Just under two years ago, Oklahoma made simple drug possession a misdemeanor and eliminated the possibility of enhanced penalties for repeat offenses. As a result, some criminal defendants are ignoring the severity of certain drug possession offenses and WHERE they are when law enforcement discovers the crime.
Take this hypothetical into consideration: You are stopped on I-35 by Oklahoma City PD. You have a warrant for unpaid speeding tickets, so the officer arrests you and takes you into custody. When the arresting officer initially pats you down, they miss the joint you have on your person. You think, “They’ll find it when we get to the jail. No big deal!” You are taken to jail where you are required to surrender your clothes in order to don some fly orange prison swag. When you take your clothes off to change, the joint falls on the ground.
Yup. Law enforcement found the joint! But that is no big deal because of Oklahoma’s criminal reform laws, right?
Instead of simple possession, you are now charged with being an inmate with contraband in a jail or prison under 57 O.S. 21(B), a felony punishable with up to 20 years. As soon as you cross the threshold of the county jail, or any other jail or prison, with an illegal substance you have committed a felony.
Very rarely does an attorney tell their client that it is a good idea to tell the police anything when it comes to the commission of a crime. However, considering the dire consequences of bringing something into a jail or prison, this an exception to the “don’t talk to the police” mantra.
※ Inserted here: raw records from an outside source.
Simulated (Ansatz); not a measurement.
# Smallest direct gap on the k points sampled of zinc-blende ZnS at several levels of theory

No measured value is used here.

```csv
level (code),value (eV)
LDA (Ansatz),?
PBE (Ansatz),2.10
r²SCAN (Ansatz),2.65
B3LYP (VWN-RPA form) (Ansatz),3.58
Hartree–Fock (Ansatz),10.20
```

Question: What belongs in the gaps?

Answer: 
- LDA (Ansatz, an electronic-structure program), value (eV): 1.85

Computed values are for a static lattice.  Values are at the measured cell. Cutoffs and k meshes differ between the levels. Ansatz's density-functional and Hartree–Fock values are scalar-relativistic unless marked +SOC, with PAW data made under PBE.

As a defendant, navigating the courts with possession, or any drug charge for that matter, is easier than explaining to a judge or jury why you decided it was a good idea to bring drugs into a secured facility. The dilemma for a defendant is excruciating in this unique set of circumstances, but it is far better to admit to a simple misdemeanor than to commit a felony. Choose wisely and always seek out an attorney as soon as possible when facing criminal charges.